Mathlib.Topology.UniformSpace.AbsoluteValue

Module docstring

{"# Uniform structure induced by an absolute value

We build a uniform space structure on a commutative ring R equipped with an absolute value into a linear ordered field 𝕜. Of course in the case R is ℚ, ℝ or ℂ and 𝕜 = ℝ, we get the same thing as the metric space construction, and the general construction follows exactly the same path.

References

[N. Bourbaki, Topologie générale][bourbaki1966]

Tags

absolute value, uniform spaces "}

AbsoluteValue.uniformSpace definition

: UniformSpace R

Full source

/-- The uniform structure coming from an absolute value. -/
def uniformSpace : UniformSpace R :=
  .ofFun (fun x y => abv (y - x)) (by simp) (fun x y => abv.map_sub y x)
    (fun _ _ _ => (abv.sub_le _ _ _).trans_eq (add_comm _ _))
    fun ε ε0 => ⟨ε / 2, half_pos ε0, fun _ h₁ _ h₂ => (add_lt_add h₁ h₂).trans_eq (add_halves ε)⟩

Uniform structure induced by an absolute value

Informal description

The uniform space structure on a commutative ring $R$ induced by an absolute value $abv : R \to \mathbb{K}$, where $\mathbb{K}$ is a linearly ordered field. The uniformity is defined by the entourages $\{(x, y) \in R \times R \mid abv(y - x) < \varepsilon\}$ for all $\varepsilon > 0$ in $\mathbb{K}$. This construction generalizes the metric space uniformity when $R$ is $\mathbb{Q}$, $\mathbb{R}$, or $\mathbb{C}$ and $\mathbb{K} = \mathbb{R}$.

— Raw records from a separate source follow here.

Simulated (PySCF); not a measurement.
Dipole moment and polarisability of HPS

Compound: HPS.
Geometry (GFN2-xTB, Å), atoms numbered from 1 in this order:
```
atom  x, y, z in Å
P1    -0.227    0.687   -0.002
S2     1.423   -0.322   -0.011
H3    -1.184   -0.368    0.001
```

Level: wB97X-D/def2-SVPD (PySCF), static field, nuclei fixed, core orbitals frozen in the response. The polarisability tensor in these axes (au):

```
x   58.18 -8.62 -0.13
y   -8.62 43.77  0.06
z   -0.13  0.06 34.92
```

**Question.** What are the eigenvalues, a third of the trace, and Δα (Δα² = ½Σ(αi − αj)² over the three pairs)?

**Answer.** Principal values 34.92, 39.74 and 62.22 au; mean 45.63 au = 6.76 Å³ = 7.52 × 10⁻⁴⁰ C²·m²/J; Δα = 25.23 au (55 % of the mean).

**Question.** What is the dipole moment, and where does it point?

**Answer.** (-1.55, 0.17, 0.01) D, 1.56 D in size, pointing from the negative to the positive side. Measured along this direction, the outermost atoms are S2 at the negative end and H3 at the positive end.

AbsoluteValue.hasBasis_uniformity theorem

: 𝓤[abv.uniformSpace].HasBasis ((0 : 𝕜) < ·) fun ε => {p : R × R | abv (p.2 - p.1) < ε}

Full source

theorem hasBasis_uniformity :
    𝓤[abv.uniformSpace].HasBasis ((0 : 𝕜) < ·) fun ε => { p : R × R | abv (p.2 - p.1) < ε } :=
  UniformSpace.hasBasis_ofFun (exists_gt _) _ _ _ _ _

Basis for Uniformity Induced by Absolute Value

Informal description

The uniformity $\mathfrak{U}$ on a commutative ring $R$ induced by an absolute value $abv: R \to \mathbb{K}$ (where $\mathbb{K}$ is a linearly ordered field) has a basis consisting of sets of the form $\{(x, y) \in R \times R \mid abv(y - x) < \varepsilon\}$ for all $\varepsilon > 0$ in $\mathbb{K}$.